Watching the two of them get to know one another again made me really emotional. I love my dad, and he’s the best, but we bump heads a lot, because we’re so alike, especially now as I become my own person, which forces us to reassess and evolve our father-daughter relationship. It’s never been bad, like it was with Andie and her father, but I was able to connect with the base feeling of frustration that’s also counterbalanced with the fact that you love this person unconditionally. It was fantastic not only seeing such a large presence of a parent in a teen’s life, but also an interrogation of it. I haven’t read a lot of YA books that do that since they often given very little page time to the parents.
Another thing I love in my YA is great friendships. I wanted Palmer, Bri, and Toby to be my pals for the summer. The ladies are different, but supportive, and have their own unique needs that manifest in an interesting way further along in the story. The dogs that Andie walks also have personalities, with Bertie being the main loveable fluff that we get to fall for around the same time we fall for the cute guy: Clark. Yes, he has glasses just like our Superman. It’s actually funny how many references to the comic book characters there are (Clark’s middle name is Bruce, like my bat friend, and his sister is named Kara). I love Clark. I love that he’s named Clark, is a adorable dork, a creative, and truly cares about Andie. Ugh … I love Clark.
The coolest thing about this book, however, is that it’s set in the same world as Since You’ve Been Gone. I first noticed it when the characters mentioned The Orchard as a hang out spot, and I verified it with the author herself.

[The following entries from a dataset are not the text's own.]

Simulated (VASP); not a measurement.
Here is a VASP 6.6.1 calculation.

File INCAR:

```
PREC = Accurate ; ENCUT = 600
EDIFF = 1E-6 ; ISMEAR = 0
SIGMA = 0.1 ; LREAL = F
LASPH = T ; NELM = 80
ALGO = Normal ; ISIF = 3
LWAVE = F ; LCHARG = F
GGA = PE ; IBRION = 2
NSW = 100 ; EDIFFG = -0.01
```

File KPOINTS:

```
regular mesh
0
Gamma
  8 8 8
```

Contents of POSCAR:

— morgan matson (@morgan_m) June 1, 2016
There’s even a scene where Andie meets Emily and Dawn from SYBG which was pretty great, and now I’m just hoping for more summer reads taking place in this fake Stanwich, Connecticut.
I spent a lot of time reading this book in an air conditioned Tim Hortons while sipping an iced cappuccino. It’s not exactly a hammock, but it was just as great. I definitely recommend it, and it’s the perfect time of year to pick it up.